2006/2/4, sol beach <[EMAIL PROTECTED]>:
> What other C# applications have you previously written?
> Do you know anything more than how to spell SQL?
> Have you ever installed and administered MYSQL?

I have been working as a professional programmer for around five
years, and have been writing enterprise .NET applications for around
three years. Among the SGBDs I've been working are Oracle and MSSQL.
Actually, I have written my first application using MySQL 4.1 for
academic purposes. I installed MySQL at home and have been playing
with it together with the MySQL Administrator tool.

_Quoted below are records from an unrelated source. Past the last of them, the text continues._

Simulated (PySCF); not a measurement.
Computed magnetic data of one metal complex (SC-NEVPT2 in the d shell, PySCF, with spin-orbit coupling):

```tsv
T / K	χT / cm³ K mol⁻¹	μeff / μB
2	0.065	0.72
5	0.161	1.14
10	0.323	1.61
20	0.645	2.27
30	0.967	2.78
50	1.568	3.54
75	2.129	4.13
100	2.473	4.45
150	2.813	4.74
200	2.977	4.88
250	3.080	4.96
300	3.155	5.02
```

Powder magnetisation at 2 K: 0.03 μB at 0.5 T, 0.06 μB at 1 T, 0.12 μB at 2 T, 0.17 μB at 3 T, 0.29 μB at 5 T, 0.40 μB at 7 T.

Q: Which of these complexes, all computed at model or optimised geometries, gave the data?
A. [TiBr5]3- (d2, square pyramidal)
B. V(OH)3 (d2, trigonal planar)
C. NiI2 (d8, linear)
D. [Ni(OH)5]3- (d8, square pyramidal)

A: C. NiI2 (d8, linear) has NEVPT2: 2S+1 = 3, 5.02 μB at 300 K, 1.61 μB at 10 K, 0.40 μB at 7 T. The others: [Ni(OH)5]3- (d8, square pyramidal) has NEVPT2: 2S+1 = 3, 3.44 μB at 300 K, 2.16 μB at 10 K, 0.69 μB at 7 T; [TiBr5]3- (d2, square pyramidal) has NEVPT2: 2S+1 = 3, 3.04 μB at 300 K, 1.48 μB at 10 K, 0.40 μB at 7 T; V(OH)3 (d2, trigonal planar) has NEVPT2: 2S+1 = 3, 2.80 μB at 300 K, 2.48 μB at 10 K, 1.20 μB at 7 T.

But I think that my question was not clear enough, so please let me
explain a bit more. What I exactly want is to manage those 'native'
users registered at the MySQL database, those who have permissions set
upon determined db schemas, those who you create through the MySQL
Administrator tool (for example). I'm *not* talking about creating a
custom table called USERS or something and write CRUD statements to
manage them.

Why do I want that in such a way? Because I want my clients to login
to the application using their own corresponding 'native' users. And I
will delegate to one of them the responsibility to manage users. If I
store users in a USERS table, I will need a 'global' user with which
all clients use to login. The 'global' user's password would be stored
locally at each client workstation (the application I'm referring is a
client/server, desktop one). This way is naive and insecure.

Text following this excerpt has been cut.